Because one Family CAN Make a Difference
That tiny baby can make a huge impact on the earth. A 1991 report stated that over 300 pounds of wood, 50 pounds of petroleum feedstocks and 20 pounds of chlorine are used to produce disposable diapers for one baby each year. "Using our petrochemical resources to diaper our babies is probably using those resources in the wrong way, when you consider that we have cotton, hemp, wool, and other renewable materials that can do the job perfectly well," says Taylor.
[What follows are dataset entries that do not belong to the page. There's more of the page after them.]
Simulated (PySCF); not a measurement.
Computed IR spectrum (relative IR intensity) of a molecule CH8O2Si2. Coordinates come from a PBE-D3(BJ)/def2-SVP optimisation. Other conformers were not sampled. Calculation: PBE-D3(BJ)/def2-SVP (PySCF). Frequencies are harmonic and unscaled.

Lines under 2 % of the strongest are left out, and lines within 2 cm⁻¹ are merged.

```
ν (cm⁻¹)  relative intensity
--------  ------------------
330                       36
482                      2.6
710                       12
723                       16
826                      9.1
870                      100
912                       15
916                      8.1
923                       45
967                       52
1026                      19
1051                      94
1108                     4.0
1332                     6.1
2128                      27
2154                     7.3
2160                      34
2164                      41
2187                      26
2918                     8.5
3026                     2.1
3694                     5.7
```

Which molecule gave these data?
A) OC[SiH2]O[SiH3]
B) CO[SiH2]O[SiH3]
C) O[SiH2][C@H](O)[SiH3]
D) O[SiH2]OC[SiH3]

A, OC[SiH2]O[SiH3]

"This year Americans will toss 27 billion disposable diapers into landfills," says Pruitt. Once sent to a landfill, those diapers will be there a long time. According to the Real Diaper Association, it's unknown how long a disposable diaper will take to decompose, but it is estimated to be between 250 to 500 years. And as mentioned earlier, disposable diapers containing fecal matter are supposed to have their contents shaken out over the toilet before they are thrown away. If this doesn't happen, fecal matter that should enter the sewage system goes into the landfills, where it could seep into the ground water.
By choosing cloth diapers, says Taylor, a family can keep from adding diapers to the landfills, while keeping their impact on the earth lower by using renewable resources.
"Culturally, we are led to believe that an individual or an individual family cannot begin to have an impact on the woes of the world—especially the environmental woes," says Pruitt. "In reality, that is exactly who will make a difference: real people, taking simple actions in their daily lives."